From the May 29, 2007 post:
Quote:
If the pitch cylinder were truly a two-dimensional model, then presumably it could be visually represented without requiring an implicit third dimension.
. . . .
But the helix model was created because a simple line could not represent octave equivalence; likewise, a two-dimensional plane cannot represent octave equivalence either.

Actually in the bottom graph in the latest "June 1, 2007 - Note soak"-post octave equivalence is represented with a single line on a two-dimensional plane, the line that's called "height". It only requires that the X-axis chroma scale repeats itself.

I don't know where this dimension thing is heading, perhaps it has something to do with the topic of how to rotate a tone, but my theory of chroma and height is this:
A tone's height is determined by where on the audio range the most powerful harmonics are.
Chroma is determined by the harmonics of a tone matching a mental collection of frequencies.

What this mental collection means is that there is an ideal model of chroma in the brain, that consists of a collection of frequencies. Whenever the person hears harmonics that fit this collection, the sound is heard as having the corresponding chroma. All the harmonics need not be heard, even the fundamental can be missing, and the chroma can still be identified, like a car that's coming from behind a house can be identified even when only a third of the car is visible.

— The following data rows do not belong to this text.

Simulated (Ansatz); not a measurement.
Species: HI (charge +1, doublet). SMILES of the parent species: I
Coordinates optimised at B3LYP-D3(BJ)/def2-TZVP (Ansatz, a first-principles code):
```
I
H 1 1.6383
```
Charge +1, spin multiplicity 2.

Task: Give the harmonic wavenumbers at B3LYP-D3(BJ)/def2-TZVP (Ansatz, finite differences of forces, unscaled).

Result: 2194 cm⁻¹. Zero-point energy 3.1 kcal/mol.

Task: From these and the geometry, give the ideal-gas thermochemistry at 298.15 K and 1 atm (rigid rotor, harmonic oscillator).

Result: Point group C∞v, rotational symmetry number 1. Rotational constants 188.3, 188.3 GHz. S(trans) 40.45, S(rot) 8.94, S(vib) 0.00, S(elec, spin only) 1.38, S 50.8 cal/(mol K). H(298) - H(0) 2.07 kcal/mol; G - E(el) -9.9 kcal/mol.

For example the collection for the A-chroma has these frequencies:
55Hz, 110, 165, 220, 275, 330, 385, 440, 495, 550, 605, 660, 715, 770, 825, 880, 935, 990, 1045, 1100 and so on, adding 55 each step.
Now the tone A1 has the harmonics 55Hz, 110Hz, 165Hz and 220 Hz. These all fit the collection, so A1 is heard as having A-chroma. A2 has the harmonics 110, 220, 330, 440, and these also fit into the collection, so A2 also has A-chroma, and for A3, A4, A5, the same thing. If a sound has some extra harmonics that don't fit in this collection, then another chroma is heard along with the A.

This explains why octaves are equivalent, and why the fundamental harmonic can be missing and the tone still identified correctly. What it doesn't explain is why single sinewaves have chroma, and why for example A1(55Hz) and E3(165) are not equivalent, like A1 and A2, even though they have harmonics that fit the same collection.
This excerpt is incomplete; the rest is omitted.